When AMD introduced its Ryzen Z1 and Ryzen Z1 Extreme accelerated processing units (APUs) for handheld game consoles earlier this year it made it clear than the two processors are very different. But a new CPUID dump discovered by @InstLatX64 shows that the vanilla Ryzen Z1 is actually based on Phoenix 2 silicon with Zen 4 and Zen 4c cores.
AMD’s Ryzen 7040-series (Phoenix) APU boasts eight high-performance Zen 4 cores and a GPU with 12 compute units (768 stream processors), while the Phoenix 2 has a mix of six cores: two high-performance Zen 4 cores and four energy-efficient Zen 4c cores that are notably more compact. Meanwhile, the Phoenix 2 also integrates a Radeon GPU with only four compute units (256 stream processors) that is about three times less powerful than the one used in the Z1 Extreme.
Configuration of Phoenix 2 suggests that AMD is targeting this silicon for more budget-friendly laptops rather than for gaming solutions and yet Ryzen Z1 is officially positioned as an APU for gaming consoles.

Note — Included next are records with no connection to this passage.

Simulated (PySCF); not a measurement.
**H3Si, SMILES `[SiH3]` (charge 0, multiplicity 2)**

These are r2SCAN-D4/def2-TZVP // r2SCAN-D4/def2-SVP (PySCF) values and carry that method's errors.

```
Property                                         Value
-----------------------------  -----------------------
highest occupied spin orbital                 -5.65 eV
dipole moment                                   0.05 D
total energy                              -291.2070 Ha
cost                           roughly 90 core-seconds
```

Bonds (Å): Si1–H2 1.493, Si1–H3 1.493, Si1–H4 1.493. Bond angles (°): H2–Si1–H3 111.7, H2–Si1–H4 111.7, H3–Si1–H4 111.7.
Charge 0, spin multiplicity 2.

Right now, the only device that uses AMD’s Ryzen Z1 is the cheap Asus ROG Ally version that is priced at $599. Yet, the full-fat Asus ROG Ally based on Ryzen Z1 Extreme costs $699 and it is unclear whether a $100 lower price justifies three times lower GPU performance and a lower-end CPU configuration.
While we can only wonder how significantly Zen 4c cores are slower than Zen 4 cores in case of Ryzen Z1 versus Ryzen Z1 Extreme, the clear performance bottleneck of this chip in games is evidently its GPU rather than CPU.